Any benefit and supplement being enjoyed by employees cannot be reduced, diminished, discontinued or eliminated by the employer.[14] The principle of non-diminution of benefits is founded on the Constitutional mandate to "protect the rights of workers and promote their welfare,"[15] and "to afford labor full protection."[16] Said mandate in turn is the basis of Article 4 of the Labor Code which states that "all doubts in the implementation and interpretation of this Code, including its implementing rules and regulations shall be rendered in favor of labor." Jurisprudence is replete with cases which recognize the right of employees to benefits which were voluntarily given by the employer and which ripened into company practice. Thus in DavaoFruits Corporation v. Associated Labor Unions, et al.[17]where an employer had freely and continuously included in the computation of the 13th month pay those items that were expressly excluded by the law, we held that the act which was favorable to the employees though not conforming to law had thus ripened into a practice and could not be withdrawn, reduced, diminished, discontinued or eliminated. In Sevilla Trading Company v. Semana,[18] we ruled that the employer's act of including non-basic benefits in the computation of the 13th month pay was a voluntary act and had ripened into a company practice which cannot be peremptorily withdrawn. Meanwhile in Davao Integrated Port Stevedoring Services v. Abarquez,[19] the Court ordered the payment of the cash equivalent of the unenjoyed sick leave benefits to its intermittent workers after finding that said workers had received these benefits for almost four years until the grant was stopped due to a different interpretation of the CBA provisions. We held that the employer cannot unilaterally withdraw the existing privilege of commutation or conversion to cash given to said workers, and as also noted that the employer had in fact granted and paid said cash equivalent of the unenjoyed portion of the sick leave benefits to some intermittent workers.

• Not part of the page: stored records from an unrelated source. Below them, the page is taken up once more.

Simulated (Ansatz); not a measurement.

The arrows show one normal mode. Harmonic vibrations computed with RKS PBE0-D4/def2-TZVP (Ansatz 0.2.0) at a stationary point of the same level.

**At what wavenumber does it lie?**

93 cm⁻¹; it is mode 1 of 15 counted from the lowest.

In the years 1992, 1993, 1994, 1999, 2002 and 2003, petitioner had adopted a policy of freely, voluntarily and consistently granting full benefits to its employees regardless of the length of service rendered. True, there were only a total of seven employees who benefited from such a practice, but it was an established practice nonetheless. Jurisprudence has not laid down any rule specifying a minimum number of years within which a company practice must be exercised in order to constitute voluntary company practice.[20] Thus, it can be six (6) years,[21] three (3) years,[22] or even as short as two (2) years.[23] Petitioner cannot shirk away from its responsibility by merely claiming that it was a mistake or an error, supported only by an affidavit of its manufacturing group head portions of which read:
  1. 13th month pay, bonus, and cash conversion of unused/earned vacation leave, sick leave and emergency leave are computed and paid in full to employees who rendered services to the company for the entire year and proportionately to those employees who rendered service to the company for a period less than one (1) year or twelve (12) months in accordance with the CBA provision relative thereto.

  2. It was never the intention much less the policy of the management to grant the aforesaid benefits to the employees in full regardless of whether or not the employee has rendered services to the company for the entire year, otherwise, it would be unjust and inequitable not only to the company but to other employees as well.[24]
In cases involving money claims of employees, the employer has the burden of proving that the employees did receive the wages and benefits and that the same were paid in accordance with law.[25]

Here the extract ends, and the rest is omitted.